IS group destroys ancient Palmyra arch, say activists
Syrian activists said late Sunday that Islamic State militants have destroyed a nearly 2,000-year-old arch in the ancient city of Palmyra, the latest victim in the group’s campaign to destroy historic sites across the territory it controls in Iraq and Syria.
The Arch of Triumph was one of the most recognizable sites in Palmyra, the central city affectionately known by Syrians as the “Bride of the Desert,” which the IS group seized in May. The monumental arch sat atop the famed colonnaded streets of the ancient city, which linked the Roman Empire to Persia and the East.
The Britain-based Syrian Observatory for Human Rights said the IS group blew up the arch but left the colonnades in place.
An opposition activist who uses the name Khaled al-Homsi also posted on Twitter late Sunday that the militants destroyed the arch. Al-Homsi was a nephew of Khaled al-Asaad, the 81-year-old antiquities scholar and long-time director of the Palmyra site who relatives and witnesses say was beheaded by IS militants in August.
Palmyra’s sprawling ancient complex, which also includes remains of temples to local gods and goddesses, has been under attack from the Islamic State group. The Sunni extremists impose a violent interpretation of Islamic law across a self-declared “caliphate,” declaring such ancient relics promote idolatry and saying they are destroying them as part of their purge of paganism. However, they are also believed to sell off looted antiquities, bringing in significant sums of cash.

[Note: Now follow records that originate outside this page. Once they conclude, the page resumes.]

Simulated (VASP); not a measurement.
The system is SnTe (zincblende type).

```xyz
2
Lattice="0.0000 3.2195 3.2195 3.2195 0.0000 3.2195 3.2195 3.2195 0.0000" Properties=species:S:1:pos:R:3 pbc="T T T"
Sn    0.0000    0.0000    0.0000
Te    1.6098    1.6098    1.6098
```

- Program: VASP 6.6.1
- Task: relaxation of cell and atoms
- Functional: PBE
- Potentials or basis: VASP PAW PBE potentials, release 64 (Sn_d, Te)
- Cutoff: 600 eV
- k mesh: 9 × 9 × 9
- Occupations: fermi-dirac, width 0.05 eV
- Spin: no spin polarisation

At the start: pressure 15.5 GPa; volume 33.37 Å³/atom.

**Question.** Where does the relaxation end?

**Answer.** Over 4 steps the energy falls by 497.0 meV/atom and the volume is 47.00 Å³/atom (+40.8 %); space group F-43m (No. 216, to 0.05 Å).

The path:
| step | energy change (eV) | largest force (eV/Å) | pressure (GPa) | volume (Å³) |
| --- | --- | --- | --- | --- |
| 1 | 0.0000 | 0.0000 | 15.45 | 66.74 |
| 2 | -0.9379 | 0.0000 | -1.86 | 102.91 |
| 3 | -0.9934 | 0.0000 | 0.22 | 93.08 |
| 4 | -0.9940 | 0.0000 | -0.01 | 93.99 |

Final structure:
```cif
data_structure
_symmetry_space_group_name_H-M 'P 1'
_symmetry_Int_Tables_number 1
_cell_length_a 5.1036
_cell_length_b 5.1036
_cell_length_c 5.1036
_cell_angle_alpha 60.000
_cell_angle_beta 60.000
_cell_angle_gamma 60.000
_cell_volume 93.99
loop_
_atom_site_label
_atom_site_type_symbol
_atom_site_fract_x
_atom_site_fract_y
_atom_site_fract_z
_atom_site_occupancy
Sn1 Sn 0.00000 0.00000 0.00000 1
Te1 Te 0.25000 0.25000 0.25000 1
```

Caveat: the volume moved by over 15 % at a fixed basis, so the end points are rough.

In recent weeks, IS militants blew up two famed temples in Palmyra. Satellite images showed the temples, each nearly 2,000 years old, reduced to rubble. Three ancient tower tombs were also eradicated.
The temple of Baalshamin, a structure of giant stone blocks several stories high fronted by six towering columns, was dedicated to a god of storm and rain — the name means literally “Lord of the Heavens.”
The even larger and slightly older Temple of Bel, dating back to 32 A.D., was a unique merging of ancient Near Eastern and Greco- Roman architecture. It was dedicated to the Semitic god Bel and is considered one of the most important religious buildings of the first century. The temple consisted of a central shrine within a colonnaded courtyard with a large gateway, within a complex that has other ruins, including an amphitheater and some tombs.